Or the curious phenomenon of not wanting something that you really want.
Leadership is full of this stuff. We don’t want charismatic leadership, it is démodé. And you should say it in French to be really démodé. But if you have a crisis, you are looking for the charismatic tab in your digital database.
You don’t want to be told what to do, but sometimes, if these goddam ( as my American colleagues would put it) leaders could tell us what exactly they want us to do!
We want spontaneous, creative, out of the box people but, would it be nice if they were less enthusiastic, ‘less creative’ ( as in pushing for strange things) and often ‘in the box’. Just a bit.
I was struck by some smarts lines in Ariel Levy’s book ‘The rules do not apply’, quoted in a paper’s review. The New Yorker staff writer’s explains her many contradictions in her memoir of miscarriage, divorce and a few other small life difficulties. They resonated as examples of the same ‘can-I-have-both-please’ that I have applied to my leadership examples above. She says: We want a mate who feels like family and a lover who is exotic, surprising. We want to be youthful adventurers and middle-aged mothers. We want intimacy and autonomy, safety and stimulation, reassurance and novelty, coziness and thrills. But we can’t.

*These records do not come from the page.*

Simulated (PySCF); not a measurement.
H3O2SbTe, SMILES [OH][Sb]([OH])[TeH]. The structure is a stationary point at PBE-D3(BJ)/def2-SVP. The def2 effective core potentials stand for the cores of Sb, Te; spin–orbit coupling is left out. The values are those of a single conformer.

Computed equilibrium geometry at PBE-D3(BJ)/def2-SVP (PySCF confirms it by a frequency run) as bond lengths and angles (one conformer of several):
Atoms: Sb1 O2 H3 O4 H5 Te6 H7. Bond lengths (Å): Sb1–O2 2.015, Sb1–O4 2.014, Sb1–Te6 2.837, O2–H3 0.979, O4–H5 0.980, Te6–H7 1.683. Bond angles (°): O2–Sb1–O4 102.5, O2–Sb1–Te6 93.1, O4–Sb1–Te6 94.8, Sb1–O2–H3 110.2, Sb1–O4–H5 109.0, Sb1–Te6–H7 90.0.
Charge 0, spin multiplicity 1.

That sucks! Seriously. Do you mean we have to choose?
Innovation and repetitive processes? Trial and error and zero defects? Unconventional and rational logic?
Innovation and repetitive processes? Innovation that can be replicated across industry once implemented making room for more innovation….constant evolution of ideas.
Trial and error and zero defects? This IS the repetitive process of innovation!
Unconventional and rational logic? Irrational logic is unconventional once accepted and socialized/normalized which then becomes accepted as rational.